Mục Lục

A Comprehensive Guide to Siamese Neural Networks

Classification and regression are one of the most common words one must have heard if interested in machine learning or has been working in the same. But there is one more innovative technique known as similarity problems which finds if two inputs are similar or not which is known as a siamese neural network.

This kind of neural network architecture is scalable and does not require much retraining.

Prerequisites

I assume the readers are familiar with CNN for image classification and have trained in an image classification model or normal classification type before, where one must have a trained model e.g. a model that can recognize images of dogs and cats using normal deep learning networks or fully connected layer network.
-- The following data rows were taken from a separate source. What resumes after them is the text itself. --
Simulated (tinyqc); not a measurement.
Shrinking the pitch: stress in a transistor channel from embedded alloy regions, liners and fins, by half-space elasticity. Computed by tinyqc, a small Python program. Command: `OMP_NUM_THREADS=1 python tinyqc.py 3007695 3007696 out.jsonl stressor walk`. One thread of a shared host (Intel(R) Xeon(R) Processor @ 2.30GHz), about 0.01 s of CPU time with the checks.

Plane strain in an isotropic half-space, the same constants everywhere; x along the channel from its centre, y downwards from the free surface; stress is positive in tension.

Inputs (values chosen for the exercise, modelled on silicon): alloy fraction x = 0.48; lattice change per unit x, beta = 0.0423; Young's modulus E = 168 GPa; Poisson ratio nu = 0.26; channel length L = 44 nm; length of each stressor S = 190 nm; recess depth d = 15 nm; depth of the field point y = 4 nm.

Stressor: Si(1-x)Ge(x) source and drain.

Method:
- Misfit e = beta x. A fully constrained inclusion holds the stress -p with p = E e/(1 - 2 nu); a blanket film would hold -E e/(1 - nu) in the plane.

Image Classification Model using traditional deep learning neural network architecture
What is Similarity Learning?
Use cases of Siamese network
Siamese Neural Networks Architecture
Loss function in siamese networks
Contrastive loss function
Triplet loss function
Pros and Cons of Siamese Networks
Siamese Network Implementation Procedure
How to improve Siamese Networks or similarity learning?
FAQ’s
Further Learning

At end of this article, one will get a clear understanding of siamese network architecture, its loss functions, and its application, and will implement an end-to-end model using siamese networks.

Image Classification Model using traditional deep learning neural network architecture

For this, one must have obtained a labeled dataset containing images of dogs and cats. After training the neural network, and upon giving any input image the network can only output labels as dog or cat. This is a standard computer vision problem known as Image Classification.

In classification, the input image is fed into a neural network(neural networks or fully connected layer network), and finally, at the output layer, we get the list of the probability distribution over all the classes (using a Softmax or any other activation function as per the classification problem being solved).

For example as above, if we are trying to classify an image as a cat or dog, then for every input image, we generate 2 probabilities, indicating the probability of the image belonging to each of the 2 classes.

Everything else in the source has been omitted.